In neighbouring Medway council, we have the unenviable task of trying to maintain a working partnership with Kent on the issues that actually matter – such as improving health services and managing huge demand for adult social care and special educational needs – with inexperienced politicians whose behaviour is unpredictable and who, after six months in power, have achieved little more than a catalogue of moaning and empty threats.
I went to the Faversham protest last month to defend the rights of children seeking asylum, where supporters outnumbered the ragged crew wrapped in flags shouting insults and abuse, and allowing a 10-year-old with a drum to front their protest.
The poverty and social exclusion that breeds contempt for others has been permitted as a consequence of austerity and is now being used by Reform to create division. But rather than pandering to racism, we should face up to our problems, roll up our sleeves and recapture the determination and fairness that has made Britain great before and will again.
Cllr Teresa Murray
Deputy leader of Medway council
I read John Harris’s account of his visit to Folkestone while I was on a family get-together near the seaside town. I noticed that the local parish council’s minutes were pinned on a nearby noticeboard and reported that when local council workers had tried to take down flags from lamp-posts and remove the red and white crosses painted on council property, they had been abused and threatened, and had to withdraw for their own safety.

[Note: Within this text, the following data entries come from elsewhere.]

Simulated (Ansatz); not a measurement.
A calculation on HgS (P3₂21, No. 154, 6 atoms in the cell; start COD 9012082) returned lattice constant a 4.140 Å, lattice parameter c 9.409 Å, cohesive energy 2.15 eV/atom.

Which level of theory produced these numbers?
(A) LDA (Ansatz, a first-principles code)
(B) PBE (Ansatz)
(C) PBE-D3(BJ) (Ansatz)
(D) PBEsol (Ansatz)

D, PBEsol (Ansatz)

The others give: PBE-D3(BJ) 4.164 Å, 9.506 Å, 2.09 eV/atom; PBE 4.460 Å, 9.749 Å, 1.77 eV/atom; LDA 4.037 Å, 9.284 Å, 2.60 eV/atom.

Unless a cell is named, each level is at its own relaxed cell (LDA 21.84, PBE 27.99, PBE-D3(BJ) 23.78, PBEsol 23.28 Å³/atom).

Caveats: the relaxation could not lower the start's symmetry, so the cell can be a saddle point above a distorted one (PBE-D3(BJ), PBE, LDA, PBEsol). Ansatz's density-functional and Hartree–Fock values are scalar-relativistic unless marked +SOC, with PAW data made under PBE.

Some members of my family have lived in Folkestone for decades and watched the gradual degradation of the quality of their day-to-day life, characterised by increasing street begging and rough sleepers, the deterioration of the town centre and difficulty in accessing local essential services such as health and housing.
They live with a general sense of despair and unease, as do many people in towns across England. For reasons of maintaining our own social cohesion, my family have learned to avoid discussing politics, but I am sure that, as avid readers of the Daily Mail, several of them would have voted for Reform UK in the local election.
The strident rabble-rousing voices of Nigel Farage and his henchmen will only begin to evaporate when people can see that Keir Starmer, Rachel Reeves, Shabana Mahmood and the rest of the Labour leadership have made significant and perceptible improvements to those essential services and to the communities in which people live.
Peter Riddle
Wirksworth, Derbyshire
John Harris expresses a sadness that many of us share as the attitudes of many in Kent turn increasingly nationalist, and as we begin to see the effects of Reform UK at a county level, with such absurdities as climate change denial substituting for real policy. But some flags in Faversham and Folkestone are not all of Kent.
Surprisingly, perhaps, Tunbridge Wells is now represented by Mike Martin, a Liberal Democrat, and a once “true blue” borough is now majority Lib Dem. I was, for several years, a volunteer for Kent Kindness, a charity providing language teaching to young asylum seekers in two centres in Kent. We did a great job and had lots of local support. Sadly, our services have now been cancelled by Kent county council.
We need to understand, but also challenge, the falsehoods that are becoming all too dominant – and that isn’t by trying to out-Reform Reform.